Collecting Bank Note Errors: How Collectors Win from Printing Mistakes

When perfection fails, collectors win—bank note errors can be rare, valuable, and highly sought after.

Bank note errors are design anomalies made during paper money printing production. Printing errors can range from hard-to-spot minor misalignments to dramatic misprints. These mistakes are usually caught and destroyed before they reach circulation as they are considered “defective” for public use. However, when those notes accidentally do go into circulation, they are prized for their rarity and, at times, high worth by collectors.

If the bank notes in your collection are too perfect and need some misaligned currency, or you want to add more diversity to an already established error collection, here is an abbreviated selection of the many bank note mistakes to look out for.

Misaligned face printing error Fr. 2122-G $50 1985 Federal Reserve note. Image courtesy of Heritage Auctions.

Misalignments occur when different printing plates are not aligned during the printing process, making the note’s obverse and/or reverse appear off-center or shifted from its usual orientation. Sometimes, notes can be so astray that they are upside-down.

These inverted notes are created when a sheet note is accidentally rotated during the printing process.

Ink Errors

$100 1966 legal tender note with black smear. Image courtesy of Heritage Auctions.

When the coloring on a bank note appears off from its usual appearance, you have found an ink error. These errors can result in some visually interesting mistakes, including smears, bleeds, color shifts, offset printing, and even missing ink. Such an example occurred at a recent Heritage Auctions April 8 event that sold a $100 1966 legal tender note featuring a black smear over Ben Franklin’s face for $420.

Overprints

Above: 1914 CAD$20 Bank of Hamilton bank note with “C” overprint. Image courtesy of Colonial Acres Coins. Below: 1914 CAD$50 Bank of Hamilton with “C” overprint. Image courtesy of Colonial Acres Coins.

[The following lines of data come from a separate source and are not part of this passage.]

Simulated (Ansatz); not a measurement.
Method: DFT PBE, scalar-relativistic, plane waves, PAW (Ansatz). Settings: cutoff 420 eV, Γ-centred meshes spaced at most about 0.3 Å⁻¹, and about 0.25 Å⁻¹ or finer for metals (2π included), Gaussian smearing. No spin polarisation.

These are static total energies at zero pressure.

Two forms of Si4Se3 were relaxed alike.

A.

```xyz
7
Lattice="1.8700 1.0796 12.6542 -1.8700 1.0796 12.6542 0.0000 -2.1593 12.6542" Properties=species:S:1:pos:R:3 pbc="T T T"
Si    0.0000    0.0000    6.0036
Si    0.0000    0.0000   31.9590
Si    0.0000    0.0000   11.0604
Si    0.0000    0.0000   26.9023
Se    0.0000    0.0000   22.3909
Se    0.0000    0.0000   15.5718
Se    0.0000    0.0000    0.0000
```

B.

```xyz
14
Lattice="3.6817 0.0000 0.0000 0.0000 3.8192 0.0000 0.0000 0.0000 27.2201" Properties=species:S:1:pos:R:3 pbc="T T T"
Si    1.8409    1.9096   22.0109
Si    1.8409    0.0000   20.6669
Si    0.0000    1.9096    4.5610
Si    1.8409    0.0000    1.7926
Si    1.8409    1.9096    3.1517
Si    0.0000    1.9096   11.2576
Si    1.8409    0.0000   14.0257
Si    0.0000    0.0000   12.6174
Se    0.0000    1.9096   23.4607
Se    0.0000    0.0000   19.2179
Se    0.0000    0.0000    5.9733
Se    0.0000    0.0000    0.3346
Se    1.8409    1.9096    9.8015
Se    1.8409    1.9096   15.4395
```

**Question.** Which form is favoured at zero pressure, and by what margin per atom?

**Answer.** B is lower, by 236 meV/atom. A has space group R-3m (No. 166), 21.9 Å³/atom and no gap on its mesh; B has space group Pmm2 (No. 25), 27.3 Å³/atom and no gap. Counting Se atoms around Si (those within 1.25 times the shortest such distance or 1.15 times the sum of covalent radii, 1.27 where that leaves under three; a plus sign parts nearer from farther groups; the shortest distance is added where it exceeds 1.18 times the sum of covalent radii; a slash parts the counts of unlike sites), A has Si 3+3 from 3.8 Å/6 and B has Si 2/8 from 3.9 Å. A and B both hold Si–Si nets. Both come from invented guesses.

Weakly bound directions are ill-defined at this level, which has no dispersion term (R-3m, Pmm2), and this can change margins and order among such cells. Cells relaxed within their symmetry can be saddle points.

A very popular bank note error for collectors is overprints. As the name hints, these notes feature a printing mistake where the same design is placed on the note more than once. This occurs when, during a multi-printing process, design features are added separately and are not correctly aligned.

This error can result in a note with a shifted appearance, with what would be the bottom of the design at the top or vice versa. A design feature, such as text or other graphics, being accidentally printed on top of an already finished layer is also possible.

An exceptionally rare 1914 Bank of Hamilton CAD$20 note featuring a red “C” overprint earned CAD$12,000 at a September 7, 2024, Colonial Acres Coins auction. At that same auction, another note with a red “C” overprint, a 1914 CAD$50 from Bank of Hamilton, was won at CAD$13,000.

The famous “Del Monte” error note. Image courtesy of PMG.

The “Del Monte” error note was one of the most noteworthy overprints. Overprints typically misplace design features that should be on the note, but this error was a random yet funny mistake. Sold at auction for $396,000 by Heritage Auctions, the 1996 $20 Federal Reserve note has a print of a colorful Del Monte banana sticker overtop the note’s “TWENTY” and underneath a green seal and adjacent serial number. According to PMG, this error was believed to have been made during a three-stage printing process of a $20 Federal Reserve note sheet at the Fort Worth, Texas, Bureau of Engraving and Printing (BEP) facility.

Star Errors

Fr. 3001-B* & 3002-B*. 2013 $1 Federal Reserve star notes with duplicate serial numbers. Image courtesy of Stack’s Bowers Galleries.

A specialty of American bank note error collecting is star errors. The stars in reference are an outlined symbol used by the BEP at the right end of a serial number on an American bank note’s face. When BEP finds an error during production, stars are used in replacement bank notes. Instead of replacing the serial number or destroying the batch, the BEP adds a star symbol to indicate that this is a replacement note.

Although the stars are a fix for the error, as PMG pointed out in their online article, Error Note Chronicles: Star Errors, sometimes these stars will have design errors. A star could be too solid, as it is supposed to appear as a hollow shape, placed in the left orientation of the serial number, or completely missing.

A set of 2013 $1 star notes with another bank note error and duplicated serial numbers earned over $7,000 at a Stack’s Bowers Galleries August 2021 ANA auction.

Cutting Errors

Bank of England (B330) page, £10 error, extra paper with color registration. Image courtesy of Colin Narbeth & Son Ltd.

Many bank note printers produce and cut their notes from large sheets, so if the machine is misaligned, miscut errors will occur. The size and shape of the notes will be distorted, ranging from too small to too big or cut in a strange direction. Some collectors have even found notes still attached to another note, and the cut mark is in the wrong direction.